Yes, a mixer allows you to loop "everything" on one Echoplex. 

While I haven't seen Keller perform, I suspect that the button he was pressing on his mixer channel right after the loop was the channel mute button.  If all of your channels are open (guitar, bass, vocals) all the time, whenever you press record or overdub, you'll capture the input of all three channels, which is often undesirable (guitar bleed into vocal mics, overall noise floor three times louder than necessary, etc.). 

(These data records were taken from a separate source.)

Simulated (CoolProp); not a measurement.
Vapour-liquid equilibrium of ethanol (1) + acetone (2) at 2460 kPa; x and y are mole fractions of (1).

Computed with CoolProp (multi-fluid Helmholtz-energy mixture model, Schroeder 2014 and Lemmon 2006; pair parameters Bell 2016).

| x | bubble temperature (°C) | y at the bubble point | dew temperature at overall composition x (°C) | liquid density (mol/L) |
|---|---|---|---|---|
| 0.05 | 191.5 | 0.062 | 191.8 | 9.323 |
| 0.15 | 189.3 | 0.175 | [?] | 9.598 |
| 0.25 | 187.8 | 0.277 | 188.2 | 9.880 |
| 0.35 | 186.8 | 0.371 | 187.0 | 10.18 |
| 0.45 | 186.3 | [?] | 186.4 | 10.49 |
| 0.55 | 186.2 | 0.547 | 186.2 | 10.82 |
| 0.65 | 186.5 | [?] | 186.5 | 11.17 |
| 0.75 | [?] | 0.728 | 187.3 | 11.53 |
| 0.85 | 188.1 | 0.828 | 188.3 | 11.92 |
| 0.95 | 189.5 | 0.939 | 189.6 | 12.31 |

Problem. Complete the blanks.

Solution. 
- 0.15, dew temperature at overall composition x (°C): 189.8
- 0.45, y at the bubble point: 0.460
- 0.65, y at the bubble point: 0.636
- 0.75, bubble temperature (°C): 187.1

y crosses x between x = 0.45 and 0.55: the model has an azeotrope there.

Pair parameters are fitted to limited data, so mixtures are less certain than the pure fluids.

By keeping all the mixer channels feeding the looper muted EXCEPT when you're actively recording/overdubbing, you produce much cleaner loops.  So, you'd unmute the guitar channel, hit record/overdub, play your part, end the record/overdub, mute the guitar channel, and so on.

TH

On Wed, Sep 10, 2008 at 8:07 PM, Todd Chambeau <tchambeau@comcast.net> wrote:
Loopers,

I wish to loop live an acoustic guitar, bass, vocals and mandolin. Keller had a 16 track mixer with 3 echoplex's in his rack, all synched together.
His roadie told me he has 3 units because he needs 3 footpedals on different parts of the stage where his various instruments are setup.
My questions:
1. If I purchase a 16 track mixer, will I be able to loop everything (guitar,bass, vocals) with my one Echoplex unit (without having to plug and unplug each instrument and mike during performance)?
2. I noticed Keller would play a part on an instrument, then press a button on one of his mixer channels right after the loop. What do you think he was doing?